Boundless Communications: "Appearance: Dress and Posture"
Read this section and consider the first impression you make on others. Does your posture need improving? When you make a presentation, think about how you can improve your appearance to positively impact your message delivery.
First impressions count: dressing appropriately for the occasion and using an open posture can improve the visual delivery of a speech.
Explain the value of dressing appropriately and using an open posture when delivering your speech
- The audience may judge the person on their appearance and not really listen to what is being said.
- Clothing can demonstrate your culture, mood, level of confidence, interests, age, authority, values and sexual identity.
- Different societies and cultures have different dress norms and understanding the norms of culture helps with public speaking, though Western business styles are now commonly accepted in many countries.
- Crossed arms, clasped hands and crossed legs signal closed posture, giving the impression of detachment, disinterest and hostility.
- Open and relaxed hands, a wide stance and looking up demonstrate an open posture and communicate a friendly and positive attitude.
- Considering what dress is appropriate for the occasion and culture of the audience helps to send a visual message.
- Posture: The way someone holds and positions their body.

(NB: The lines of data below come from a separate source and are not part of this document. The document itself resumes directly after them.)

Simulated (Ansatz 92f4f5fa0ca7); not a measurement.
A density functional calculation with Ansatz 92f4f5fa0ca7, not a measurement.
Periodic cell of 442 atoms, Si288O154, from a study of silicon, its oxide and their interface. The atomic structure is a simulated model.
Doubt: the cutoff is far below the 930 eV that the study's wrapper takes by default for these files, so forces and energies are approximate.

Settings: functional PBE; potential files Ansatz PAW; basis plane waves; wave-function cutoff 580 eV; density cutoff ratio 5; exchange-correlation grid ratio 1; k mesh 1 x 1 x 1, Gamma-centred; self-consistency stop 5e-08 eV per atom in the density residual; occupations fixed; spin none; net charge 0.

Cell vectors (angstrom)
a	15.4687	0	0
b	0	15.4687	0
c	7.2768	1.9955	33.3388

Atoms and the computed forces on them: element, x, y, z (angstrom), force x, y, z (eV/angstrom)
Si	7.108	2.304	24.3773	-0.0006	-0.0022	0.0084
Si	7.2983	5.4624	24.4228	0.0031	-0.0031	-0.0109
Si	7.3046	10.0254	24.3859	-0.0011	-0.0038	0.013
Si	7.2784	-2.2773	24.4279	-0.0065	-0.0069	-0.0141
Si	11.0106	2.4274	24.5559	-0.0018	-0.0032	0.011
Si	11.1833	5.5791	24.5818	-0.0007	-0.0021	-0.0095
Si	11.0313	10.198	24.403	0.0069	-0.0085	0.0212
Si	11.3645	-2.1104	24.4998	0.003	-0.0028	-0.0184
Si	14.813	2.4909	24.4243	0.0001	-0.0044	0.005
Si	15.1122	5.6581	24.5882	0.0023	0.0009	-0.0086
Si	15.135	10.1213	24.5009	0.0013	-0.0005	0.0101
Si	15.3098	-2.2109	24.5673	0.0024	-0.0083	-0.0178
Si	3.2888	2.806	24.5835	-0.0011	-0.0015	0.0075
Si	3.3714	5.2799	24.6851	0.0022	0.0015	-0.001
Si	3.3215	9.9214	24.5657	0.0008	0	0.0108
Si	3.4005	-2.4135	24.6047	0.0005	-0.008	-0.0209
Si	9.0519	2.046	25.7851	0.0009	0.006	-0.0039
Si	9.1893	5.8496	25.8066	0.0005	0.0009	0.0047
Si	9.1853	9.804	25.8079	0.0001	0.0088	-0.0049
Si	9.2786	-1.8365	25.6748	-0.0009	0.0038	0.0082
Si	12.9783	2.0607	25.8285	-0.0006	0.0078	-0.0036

- Dress code: Dress codes are written and, more often, unwritten rules with regard to clothing. Like other aspects of human physical appearance, clothing has a social significance, with different rules and expectations being valid depending on circumstance and occasion.
First impressions of a speaker are important. The audience may judge the person on their appearance and not really listen to what is being said. Considering the effect that dress and posture have on the response to a speech is important for public speaking.
Dress Style Suffragettes in 1916
The messages sent by clothing have changed since suffragettes marched and spoke up for voting rights.
Dress is considered an aspect of non-verbal communication and has social significance for the audience. Dress also includes the things that people wear such as jewelry, ties, handbags, hats and glasses. Clothing conveys nonverbal clues about a speaker's personality, background and financial status. Your clothing style can demonstrate your culture, mood, level of confidence, interests, age, authority, values and sexual identity.
Consider how clothing style might send a negative message. A sloppy appearance, messy hair and wrinkled clothes sends the message, "I don't care," while appropriate attire demonstrates the importance of the occasion . A tight dress with a low-cut neckline might appear attractive but not convey the right message for a serious public speaking event. Appropriate dress changes based on the occasion and has changed over history. For example, the "liberated" attire of the suffragette campaigning for voting rights in the early 1900s seems formal and "unliberated" today, but was a daring statement at the time.
Dress codes and styles vary depending on the occasion.
Dress codes have built-in rules about the message sent by what a person wears and how they wear it. By showing positive aspects of yourself through dress, attire and grooming, you can inspire confidence in your abilities. As a general rule, attire should be chosen according to the type of audience, the event and the purpose. Audience should be considered before choosing attire. Dress should be comfortable without looking overdressed. Additionally, making a fashion statement is not always helpful for a public speaker because it can detract from the substance of the speech.
Tips for the Speaker
- Dress for the occasion. Consider what dress is appropriate for the event and the culture of the audience.
- Different societies and cultures have different dress norms and understanding the norms of culture helps with public speaking, though Western business styles are commonly accepted in many countries today.
If you are speaking to an audience in person, the audience will respond to your posture. Posture is one means of communication. Body movements convey information about interpersonal relations and personality traits such as confidence, submissiveness and openness. The speaker may display an open or closed body position. Those two positions communicate different messages to the audience and can be desirable or undesirable based on the type of visual delivery that is desired.
Closed posture often gives the impression of detachment, disinterest and hostility. Behaviors that represent closed posture include arms crossed on the chest or abdomen, hands clasped in front of the body and crossed legs. Clothing may also signal closed posture, such as a buttoned suit or a handbag or briefcase held in front of the person. Showing the back of hands or clenched fists can represent a closed posture. Hands clasped behind the back may also signal closed posture even though the front is exposed because it can give the impression of hiding something or resisting closer contact.
Open posture communicates a friendly and positive attitude. The feet are spread wide and the head is straight and raised, looking at the audience. An important element of open posture of the body are the hands. Showing the palms of the hands can be a signal of open posture, especially if the hand is relaxed.
Tips for the Speaker
- In an in-person, co-located speaking situation where the audience can see your body, the audience responds and it is important to maintain an open body posture.
- The physical attitude to be taken before the audience really depends, not on mechanical rules, but on the spirit of the speech and the occasion. A person in a hot political argument never has to stop to think about what gesture to use to emphasize a point.